More Republicans say former President Trump is a person of faith than several other Republican figures, his GOP primary challengers and President Biden, a new poll found.

In the survey, conducted by HarrisX for Deseret News, 64 percent of Republicans said Trump was a person of faith, up from 53 percent in October.

Former Vice President Mike Pence, an evangelical Christian, came in second with Republicans, with 56 percent calling him a man of faith.

GOP respondents were less likely to say Trump is “religious” and pointed to his “support for religious people, not his personal religiosity, as their reasoning for saying he is a man of faith,” according to the Deseret News.

Unlike Pence and other prominent Republicans, Trump rarely talks about his religious beliefs. His history is one that would seem, at a glance, to potentially be troubling for Christian conservatives because he has been divorced twice and has faced legal consequences over, among other things, the paying of hush money to a former adult film star to stay quiet about an alleged affair.

Still, the former president has consistently earned the support of social conservatives.

The survey found 24 percent of independent voters think Trump is a person of faith, compared to just 10 percent of Democrats.

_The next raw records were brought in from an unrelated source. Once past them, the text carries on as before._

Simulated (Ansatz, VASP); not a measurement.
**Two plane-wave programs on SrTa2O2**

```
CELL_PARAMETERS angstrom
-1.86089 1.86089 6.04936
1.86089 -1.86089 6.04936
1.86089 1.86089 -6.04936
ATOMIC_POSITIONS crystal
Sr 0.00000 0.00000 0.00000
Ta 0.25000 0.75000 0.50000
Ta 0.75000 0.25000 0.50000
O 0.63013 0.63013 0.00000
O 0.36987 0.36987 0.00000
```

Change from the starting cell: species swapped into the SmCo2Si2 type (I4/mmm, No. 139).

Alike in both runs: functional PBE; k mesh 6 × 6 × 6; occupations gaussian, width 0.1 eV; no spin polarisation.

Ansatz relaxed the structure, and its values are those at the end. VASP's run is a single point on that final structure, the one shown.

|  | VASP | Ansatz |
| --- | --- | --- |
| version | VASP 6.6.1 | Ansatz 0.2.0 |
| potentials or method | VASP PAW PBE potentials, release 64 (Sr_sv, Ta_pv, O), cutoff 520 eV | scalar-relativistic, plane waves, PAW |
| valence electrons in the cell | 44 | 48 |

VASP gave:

Forty-four percent of Republicans said former United Nations Ambassador Nikki Haley, another White House contender, is a person of faith, compared to 34 percent for Florida Gov. Ron DeSantis. Entrepreneur Vivek Ramaswamy and former New Jersey Gov. Chris Christie earned 22 percent, the survey found.

The survey notes Haley was raised Sikh but converted to Christianity, DeSantis is Catholic and Ramaswamy is Hindu.

Only 13 percent of Republicans say Biden, a practicing Catholic who regularly talks about his religious beliefs, is a person of faith. Thirty-six percent of independents and 69 percent of Democrats say the same.

The survey was conducted Nov. 21-22 among 1,012 registered voters. Its margin of error is 3.1 percentage points.